For years, African traders have faced an uphill battle when it comes to making cross-border payments. The process is slow, expensive, and frustratingly complex.
Take, for example, a textile trader in Nairobi who frequently buys fabrics from Ghana. Before they can make a payment, they must convert Kenyan shillings into US dollars and then into Ghanaian cedis.
Each step comes with extra costs, delays, and unpredictable forex rates that eat into their profits.
Or consider a South African working in Nairobi who wants to send money home to his family. They would first have to exchange Kenyan shillings for dollars and then convert them again into South African rands, losing money on every transaction.

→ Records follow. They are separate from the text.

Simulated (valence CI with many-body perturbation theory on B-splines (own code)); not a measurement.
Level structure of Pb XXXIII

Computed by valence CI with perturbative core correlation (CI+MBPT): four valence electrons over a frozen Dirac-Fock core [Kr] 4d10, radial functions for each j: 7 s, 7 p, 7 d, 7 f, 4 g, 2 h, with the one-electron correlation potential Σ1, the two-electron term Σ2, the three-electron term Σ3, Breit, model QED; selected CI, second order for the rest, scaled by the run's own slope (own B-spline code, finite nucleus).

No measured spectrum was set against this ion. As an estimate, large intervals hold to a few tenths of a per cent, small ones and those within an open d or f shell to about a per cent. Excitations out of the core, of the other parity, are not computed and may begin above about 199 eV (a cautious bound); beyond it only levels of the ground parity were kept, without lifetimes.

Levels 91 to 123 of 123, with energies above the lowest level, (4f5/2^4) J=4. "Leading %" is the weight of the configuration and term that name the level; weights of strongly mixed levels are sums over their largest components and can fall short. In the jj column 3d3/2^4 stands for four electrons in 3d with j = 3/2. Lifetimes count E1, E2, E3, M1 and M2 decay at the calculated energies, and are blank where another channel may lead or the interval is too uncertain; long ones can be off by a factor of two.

These challenges make expanding into new markets difficult for small and medium enterprises (SMEs), which are the backbone of trade in Africa. However, a new solution is changing the game.
How KCB and PAPSS are Fixing the Problem
To eliminate these inefficiencies, KCB has integrated with the Pan-African Payment and Settlement System (PAPSS), a financial infrastructure developed by Afreximbank.
PAPSS allows businesses and individuals to send and receive money in their local currencies, removing the need for costly conversions.
According to Mike Ogbalu, CEO of PAPSS, the system will help "enhance financial connectivity and support the implementation of the AfCFTA", Africa’s free trade agreement aimed at boosting commerce across the continent.
READ: KCB makes history as 1st Kenyan bank to unlock instant cross-border transactions
By joining PAPSS, KCB customers can now:
Make faster cross-border payments, cutting down long transaction delays.
Save on forex conversion fees since payments are settled in local currencies.
Expand into new African markets, unlocking seamless trade opportunities.
Can PAPSS Solve Africa’s Forex Dependency?
One of the biggest challenges Africa faces is its heavy reliance on foreign currencies like the US dollar. Many African countries don’t have enough dollar reserves, leading to frequent forex shortages and unpredictable exchange rates.

According to Lee Kinyanjui, Cabinet Secretary for Investments, Trade & Industry, PAPSS could help reduce Africa’s forex struggles by allowing businesses to trade directly in their currencies, stabilising exchange rates in the process.
What This Means for KCB and Kenya’s Fintech Leadership
With a presence in seven East African countries, KCB is positioning itself at the heart of Africa’s digital banking revolution.
During the launch of KCB’s integration with PAPSS, Group CEO Paul Russo reiterated the bank’s commitment to supporting businesses across the continent:
We want to play a bigger role in catalyzing trade and payments in Africa and beyond, leveraging our digital capabilities and regional footprint. Our entry into PAPSS aligns perfectly with our strategy of supporting economic growth in Kenya and across Africa by facilitating seamless financial transactions.

For Kenyan traders, this could be the start of a new era of seamless, borderless commerce.
Now, they sell to buyers in other African countries, receive payment in Kenyan shillings instantly, and reinvest in their businesses without losing money on forex fees.
For Africans working abroad, sending money home is now simpler and cheaper, a major relief for families relying on remittances.